60 Minutes blows the lid off how members of Congress are legally allowed to use the inside knowledge to which only they have access to make money on the stock market and in other deals. This is why so many of them leave Congress as multi-millionaires.
How is this legal? Because in making the insider trading laws, Congress exempted themselves from the laws that apply to everyone else.
Notice how much bipartisan harmony there is on matters like this?
Even disgraced lobbyist Jack Abramoff, who went to prison for his role in political corruption, says in an interview about his new book Capitol Punishment: The Hard Truth About Washington Corruption From America’s Most Notorious Lobbyist that “I think the great tragedy in American politics is what is legal, not what is illegal.”
In the second part of the interview he talks about what needs to be done to clean up the bipartisan corrupt rot that has set in, and which he once took full advantage of. He says the so-called reforms that Congress enacts are a joke. He provides a good way to address the problem, which is the list of reforms that he, as a lobbyist, would have hated to see enacted because they would have made his job so much harder.

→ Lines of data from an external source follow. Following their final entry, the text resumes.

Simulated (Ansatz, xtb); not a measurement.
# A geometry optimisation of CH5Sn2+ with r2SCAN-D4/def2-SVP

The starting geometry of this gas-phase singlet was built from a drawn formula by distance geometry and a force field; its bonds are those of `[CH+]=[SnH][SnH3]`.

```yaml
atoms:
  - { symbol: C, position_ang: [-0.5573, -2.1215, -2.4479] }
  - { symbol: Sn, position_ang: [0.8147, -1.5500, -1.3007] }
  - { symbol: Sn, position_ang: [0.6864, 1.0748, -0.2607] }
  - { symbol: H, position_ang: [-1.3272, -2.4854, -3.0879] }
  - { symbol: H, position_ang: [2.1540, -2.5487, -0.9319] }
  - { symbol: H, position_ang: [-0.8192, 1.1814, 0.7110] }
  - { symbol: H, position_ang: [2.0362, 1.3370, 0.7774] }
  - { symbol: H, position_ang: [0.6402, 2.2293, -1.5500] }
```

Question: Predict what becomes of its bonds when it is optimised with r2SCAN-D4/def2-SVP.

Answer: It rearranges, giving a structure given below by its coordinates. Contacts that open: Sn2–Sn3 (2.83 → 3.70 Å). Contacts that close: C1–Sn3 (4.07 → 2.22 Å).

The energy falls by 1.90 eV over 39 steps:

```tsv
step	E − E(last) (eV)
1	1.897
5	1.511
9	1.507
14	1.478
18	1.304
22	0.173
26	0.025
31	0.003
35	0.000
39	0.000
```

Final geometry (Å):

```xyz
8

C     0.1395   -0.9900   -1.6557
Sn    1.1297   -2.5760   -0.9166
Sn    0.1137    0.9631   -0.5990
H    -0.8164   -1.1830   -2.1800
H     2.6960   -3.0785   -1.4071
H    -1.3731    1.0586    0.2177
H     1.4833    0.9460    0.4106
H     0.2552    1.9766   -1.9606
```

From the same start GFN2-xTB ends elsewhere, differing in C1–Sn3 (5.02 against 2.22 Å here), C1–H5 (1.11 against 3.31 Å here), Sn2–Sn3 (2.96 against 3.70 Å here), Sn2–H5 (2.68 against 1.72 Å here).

First, he says that once you are in Congress or are a staffer on Capitol Hill, you should face a permanent ban on working as a lobbyist. (Elsewhere, he described how lobbyists get our ‘public’ servants working for them. Once they see a Congressperson or a Congressional staffer who could be helpful to them and who is also hardworking and efficient, they tell him or her, “We would like you to consider working for us once you leave here.” That person usually is hooked and then willing to work on their behalf on legislation even while still working for Congress so that they don’t jeopardize their chances of a lucrative career if they should leave or be forced out of government.) Second, he says that, “If you’re a lobbyist or you hire a lobbyist or you’re at the public trough getting government grants or contracts or whatever, you can’t give one dollar politically, federally. If you make the choice yourself to do that, then you have given up the choice to give politically.” Third, he recommends term limits so that lobbyists would be forced to go through the tedious process of cultivating and eventually ‘buying’ new members on a regular basis. Finally, Congress should not be allowed to exempt themselves from the laws they pass for others.
I think that while many people suspect that Congress is corrupt, they do not realize how deeply the rot has spread. We are not talking about a few bad apples here and there, though once in a while there will be an uproar over one or two egregious examples of corruption and someone will face a ritual punishment. Those are the equivalents of the sacrificial virgins of earlier times, designed to protest the others from wrath. In this case, what they fear is the wrath of the people not of gods.